Eric Mayer and Mary Reed published several short stories about John, Lord Chamberlain to Emperor Justinian, before John's first novel length adventure appeared in 1999. The American Library Association’s Booklist Magazine named the novels one its four Best Little Known Series. Murder in Megara is the eleventh entry in the series, appearing in October 2015. Learn more about Eric and Mary at their website. 

Doubtless many readers will recall childhood fun making mosaics from fragments of painted eggshells, and a messy business it was too!

The Romans were masters of the essentially similar but vastly larger enterprise of creating beautiful floors made of pebbles, stone, and marble pieces, often framing intricate patterned borders around abstract designs or those featuring mythological and other figures. But the highest point of the mosaicists' art must surely be wall mosaics, created from thousands of small cubes of glass and other materials. At their glorious height in the Byzantine world, these mosaics dazzled worshippers in churches, Ravenna and Constantinople in particular, whose mosaics were and are world famous for their beauty and the amazing way tesserae are used to depict subtly graduated colors of garments, buildings, and artifacts, as well as details of facial features.

Our historical mystery series is devoted to the adventures of John, Lord Chamberlain to Emperor Justinian I, in and round the imperial court in Constantinople -- although we have sent him to Egypt to look into the matter of the suicidal sheep and in Murder In Megara he is tasked with solving the murder of which he is accused. All of the covers for these books are illustrated with mosaics.

We introduced the mosaicist Figulus in Seven For A Secret. His artistic hand had, however, been seen in the series right from the beginning entry, One For Sorrow, as it is revealed in Seven For A Secret he created the mosaic in John's study. By daylight it depicts a bucolic landscape in which a young girl stands near two boys playing knucklebones, but flickering lamplight reveals a debauched heaven peopled by Roman gods and goddesses.

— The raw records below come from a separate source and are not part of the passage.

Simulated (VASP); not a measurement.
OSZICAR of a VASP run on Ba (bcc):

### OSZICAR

John calls this little girl Zoe and often has conversations with her, much to the horror of his elderly servant Peter, who is further scandalized by the revelations lamplight produces.

As a family man and devout Christian, Figulus detests making the vile mosaics popular among certain of the rich, but undertakes them in order not only to feed and house his wife and children but also to finance his ambitious project in the course of creation in a sub basement, shown to John and his friend Anatolius.

The project is nothing less than a mosaic history of the world beginning with the formless void, moving on to the expulsion from Eden, and continuing from there. As Figulus explains "...tesserae are expensive. I could not afford this except for those evil pictures. It is a torment to me to make them. But I am not responsible for the lusts and sinfulness of other men and here their vices are transmuted into a tribute to God's glory."

As for the way the scene in John's study mosaic changes when seen by lamplight, Figulus reveals he discovered the method and it is accomplished by cutting tesserae to certain angles and painting one side of them.

Tesserae, the miniature building blocks of wall mosaics, were manufactured from glass of various colors and shadings, although marble tesserae and the use of semi-precious gems was not unknown. Shimmering gold backgrounds were made by affixing thinly beaten gold leaf to a sheet of glass and then covering the gold with a thin layer of glass, in effect making a gold leaf sandwich, cutting up the sheet into cubes to use as tesserae.

The process of creating a mosaic began by spreading a small area of fine plaster over a wall whose roughened plaster had hardened, setting tesserae into the wet second layer as it dried. Naturally this meant only a small amount of laborious work could be accomplished at each session, and some days were not suitable because it was too hot or too cold for the painstaking process to be completed successfully. Guidelines for the scene were lightly painted on, and it has been suggested stencils may also have been used.

The effect of weather on his work was used by Figulus as he constantly attempted to avoid working again on the completed study mosaic, commissioned by the previous owner of John's house. Finally, the former owner refused to believe Figulus when he said winter was not the best time for the work in that the plaster might not set correctly. So the mosaicist was forced to amend the mosaic -- by adding a portrait of the owner's little girl.

Figulus did however manage to protect her innocence in a fashion only he as a mosaicist could have done. How? Well, you'll have to read Seven For A Secret to find out!

photo caption: Mosaic of the Emperor Justinian from the Basiilica of San Vitale.

Murder In Megara
John, former Lord Chamberlain to Emperor Justinian, has been exiled from Constantinople to a rustic estate John has long-owned in Greece, not far from where he grew up. But exile proves no escape from mystery and mayhem. The residents of nearby Megara make it plain John and his family are unwelcome intruders. His overseer proves corrupt. What of the other staff—and his neighbors?

Before long, John finds himself accused of blasphemy and murder. Now a powerless outsider, he’s on his own, investigating and annoyingly hampered by the ruthless and antagonistic City Defender who serves Megara as both law enforcer and judge. Plus there’s that corrupt estate overseer, a shady pig farmer, a servant’s unwelcome suitor, a wealthy merchant who spends part of his time as a cave-dwelling hermit, and the criminals and cutthroats populating such a seedy port as Megara.

Complicating matters further are two childhood friends whose lives have taken very different paths, plus the stepfather John hated. John realizes that in Megara, the solution to murder does not lie in the dark alleys where previous investigations have taken him, but in a far more dangerous place—his own past. Can he find his way out of the labyrinth of lies and danger into which he has been thrust before disaster strikes and exile turns into execution?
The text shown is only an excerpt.